Machine Learning on Azure - Part 3
This is an excerpt from chapter 7 of my book, Data Engineering on Azure, which deals with machine learning workloads. This is part 3 in a 3 part series. In this post, we'll run the model we created in part 1 on the Azure Machine Learning (AML) infrastructure we set up in part 2 .
Running ML in the cloud
We use the Python Azure Machine Learning SDK for this, so the first step
is to install it using the Python package manager (pip). First, make
sure pip is up-to-date. (If there is a newer pip version, you should see
a message printed to the console suggesting you upgrade when you run a
pip command.) You can update pip by running
python -m pip install --upgrade pip
as an administrator. Once pip is
up-to-date, install the Azure Machine Learning SDK with the command in
the following listing:
pip install azureml-sdk
Let's now write a Python script to publish our original ML model to the
cloud, with all the required configuration. We'll call this
pipeline.py
.
from azureml.core import Workspace, Datastore, Dataset, Model
from azureml.core.authentication import ServicePrincipalAuthentication
from azureml.core.compute import AmlCompute
from azureml.core.conda_dependencies import CondaDependencies
from azureml.core.runconfig import RunConfiguration
from azureml.pipeline.core import Pipeline
from azureml.pipeline.steps.python_script_step import PythonScriptStep
import os
tenant_id = '<your tenant ID>'
subscription_id = '<your Azure subscription GUID>'
service_principal_id = '<your service principal ID>'
resource_group = 'aml-rg'
workspace_name = 'aml'
## Auth
auth = ServicePrincipalAuthentication(
tenant_id,
service_principal_id,
os.environ.get('SP_PASSWORD'))
## Workspace
workspace = Workspace(
subscription_id = subscription_id,
resource_group = resource_group,
workspace_name = workspace_name,
auth=auth)
## Datastore
datastore = Datastore.get(workspace, 'MLData')
## Compute target
compute_target = AmlCompute(workspace, 'd1compute')
## Input
model_input = Dataset.File.from_files(
[(datastore, '/models/highspenders/input.csv')]).as_mount()

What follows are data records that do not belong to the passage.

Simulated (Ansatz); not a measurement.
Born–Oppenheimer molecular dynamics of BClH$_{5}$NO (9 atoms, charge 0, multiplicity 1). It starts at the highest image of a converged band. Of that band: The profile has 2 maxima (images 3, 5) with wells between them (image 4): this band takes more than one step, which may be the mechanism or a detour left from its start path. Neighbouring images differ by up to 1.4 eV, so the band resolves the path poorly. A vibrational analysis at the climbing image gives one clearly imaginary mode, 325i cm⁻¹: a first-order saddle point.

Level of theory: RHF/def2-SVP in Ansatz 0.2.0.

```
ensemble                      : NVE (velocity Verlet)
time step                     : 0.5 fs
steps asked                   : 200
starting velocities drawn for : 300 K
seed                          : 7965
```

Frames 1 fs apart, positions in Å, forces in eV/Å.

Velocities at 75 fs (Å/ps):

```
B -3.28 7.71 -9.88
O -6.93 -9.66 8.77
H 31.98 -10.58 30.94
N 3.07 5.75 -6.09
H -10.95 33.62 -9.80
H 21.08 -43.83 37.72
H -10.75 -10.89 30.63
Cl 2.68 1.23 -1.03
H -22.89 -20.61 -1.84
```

## Python package configuration
conda_deps = CondaDependencies.create(
pip_packages=['pandas', 'sklearn', 'azureml-core', 'azureml-dataprep'])
run_config = RunConfiguration(conda_dependencies=conda_deps)
## Train step
trainStep = PythonScriptStep(
script_name='highspenders.py',
arguments=['--input', model_input],
inputs=[model_input],
runconfig=run_config,
compute_target=compute_target)
## Submit pipeline
pipeline = Pipeline(workspace=workspace, steps=[trainStep])
published_pipeline = pipeline.publish(
name='HighSpenders',
description='High spenders model',
continue_on_step_failure=False)
open('highspenders.id', 'w').write(published_pipeline.id)
We'll break down this script and discuss each part. First, we have the required imports and the additional parameters we need.
from azureml.core import Workspace, Datastore, Dataset, Model
from azureml.core.authentication import ServicePrincipalAuthentication
from azureml.core.compute import AmlCompute
from azureml.core.conda_dependencies import CondaDependencies
from azureml.core.runconfig import RunConfiguration
from azureml.pipeline.core import Pipeline
from azureml.pipeline.steps.python_script_step import PythonScriptStep
import os
tenant_id = '<your tenant ID>'
subscription_id = '<your Azure subscription GUID>'
service_principal_id = '<your service principal ID>'
resource_group = 'aml-rg'
workspace_name = 'aml'
We import a set of packages from the azureml-sdk
. We need the tenant
ID, subscription ID, and service principal ID we will use to connect to
the Azure Machine Learning service. We created the service principal in
part
2.
We stored it in the $sp
variable. In case you closed that PowerShell
session and no longer have the $sp
variable, you can simply rerun the
scripts we covered in part 2 to create a new service principal and grant
it the required permissions.
You can get the service principal ID from $sp.appId
in PowerShell.
Similarly, you can get the tenant ID from $sp.tenant
. The subscription
ID is the GUID of your Azure subscription.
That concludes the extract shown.